A resolution that would discourage state agency use of the newest version of the Leadership in Energy and Environmental Design (LEED) standards drew considerable opposition testimony in a Senate Energy and Natural Resources Committee hearing Feb. 11. SCR25 (Uecker) would urge state agencies and other government entities to only use green building rating systems, codes or standards that are consistent with American National Standards Institute (ANSI) policies.
LEED version four is not ANSI-certified for being a “consensus-based” standard, although LEED supporters say version four was subject to substantial industry and public scrutiny before being approved by 86 percent of United States Green Building Council (USGBC) members. LEED is a USGBC initiative, and over 100 Ohio school buildings have been LEED-certified since the Ohio School Facilities Commission (OSFC) required LEED use in 2007 for OSFC-funded buildings.
Tyler Steele, vice chair of the board of directors at USGBC Central Ohio, said LEED certification of schools results in “taxpayer savings through energy and water efficiency, reduced water waste, and most importantly, healthier students and teachers.” “Where we learn matters. Students perform better in schools with optimal indoor environments – clean air, access to daylight, innovative technologies, the best building materials, and more,” Steele said. “LEED has proven to be an effective program that helps to deliver these benefits to buildings, to the people inside of them and to the surrounding community.”Steele told the bill’s sponsor, Sen. Joe Uecker (R-Loveland), that while it is possible to build an energy-efficient building other ways, LEED is the “best available way” to work toward the goal of consistently building more efficient and environmentally friendly buildings. Sens. Uecker and Tim Schaffer (R-Lancaster) told witnesses Tuesday and in the previous hearing that the resolution does not discourage use of LEED overall, just the new version four.

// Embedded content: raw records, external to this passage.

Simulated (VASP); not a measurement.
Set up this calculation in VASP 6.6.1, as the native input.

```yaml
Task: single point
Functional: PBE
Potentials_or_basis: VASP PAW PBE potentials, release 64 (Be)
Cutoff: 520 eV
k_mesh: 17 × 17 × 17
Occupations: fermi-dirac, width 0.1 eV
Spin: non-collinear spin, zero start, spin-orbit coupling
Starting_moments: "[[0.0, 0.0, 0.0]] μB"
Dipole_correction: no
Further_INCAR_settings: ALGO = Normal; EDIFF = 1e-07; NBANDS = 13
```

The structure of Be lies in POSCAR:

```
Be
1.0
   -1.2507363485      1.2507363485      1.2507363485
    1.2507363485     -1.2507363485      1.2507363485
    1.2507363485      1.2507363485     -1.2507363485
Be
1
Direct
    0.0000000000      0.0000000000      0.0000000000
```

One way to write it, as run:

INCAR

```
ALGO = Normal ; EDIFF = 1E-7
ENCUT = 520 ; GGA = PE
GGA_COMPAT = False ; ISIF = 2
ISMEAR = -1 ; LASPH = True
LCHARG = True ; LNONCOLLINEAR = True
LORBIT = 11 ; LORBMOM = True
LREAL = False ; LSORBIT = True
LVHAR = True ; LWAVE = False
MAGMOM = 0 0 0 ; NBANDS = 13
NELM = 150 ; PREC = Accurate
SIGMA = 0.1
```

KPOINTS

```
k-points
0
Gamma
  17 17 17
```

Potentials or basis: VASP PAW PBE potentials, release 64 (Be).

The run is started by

Karen Joslin, owner of Joslin Consulting, said project teams currently seeking LEED certification have the option to register and use either LEED 2009 or version four rating systems. “However, after June of next year, just 15 months away, there will no longer be an option to choose the current 2009 systems,” Joslin said. “So please be clear that by attempting to prohibit LEED version four by state agencies and government institutions, there will no longer be any way for Ohio schools or universities to continue their LEED successes.” Uecker said project managers could continue to use the 2009 standards, saying he is “more impressed with results than a [LEED certification plaque.”
Joslin said people should think of the LEED certification plaque like a college diploma. “Someone has looked over what you did, and validated it. It’s the single biggest aspect of LEED,” Joslin said. “Designers have been saying for years they build ‘green.’ But they are not sustainable.”
Sens. Kris Jordan, (R-Powell), Bob Peterson (R-Sabina), Uecker and Schaffer questioned witnesses regarding certain materials being discouraged by LEED version four, which they said could negatively affect Ohio jobs. Nadja Turek, director of sustainable design services at Woolpert, Inc., said LEED version four incentivizes, but does not require, transparency of product ingredients.“Disclosure, transparency, and choice are hallmarks of the 21st century marketplace, and that’s what the LEED version four materials credits incentivize,” Turek said. “But those credits are options on the ‘menu,’ and if I am working with a building owner that wishes to use a particular material, furnishing or finish they may certainly do so and still achieve LEED certification…. As engineers, we can use any and all materials that lead to a life-cycle cost-effective building, period.”
Justin Koscher, vice president of public policy at the Center for Environmental Innovation in Roofing, was the only proponent at the hearing. He said LEED should be commended for their success, but that the process in developing version four “eschewed the input of building experts and favored special interests over consensus.” He said his group and others who sent critical comments to USGBC regarding the product disclosure credits were not seriously considered in the decision making process. He said their lengthy comments were responded with a “generalized and ambiguous reply” thanking them for their comments. “The lack of a true consensus-based process surrounding the development of LEED version four has not only violated the trust between USGBC and many stakeholders in the green building community, but it also has produced a rating system that will have severe consequences for Ohio businesses and jeopardizes the public’s ability to evaluate the energy and environmental performance of buildings constructed under current Ohio policy,” Koscher said. Other testifying in opposition were Michael Berning, senior principal at Heapy Engineering; Tyrone Hissong, a farmer in Troy; Allison McKenzie, architect from Cincinnati; Jim Volkert, sale director for Go West 765; and Daniel Roberts, former superintendent of Miami Trace Local School District.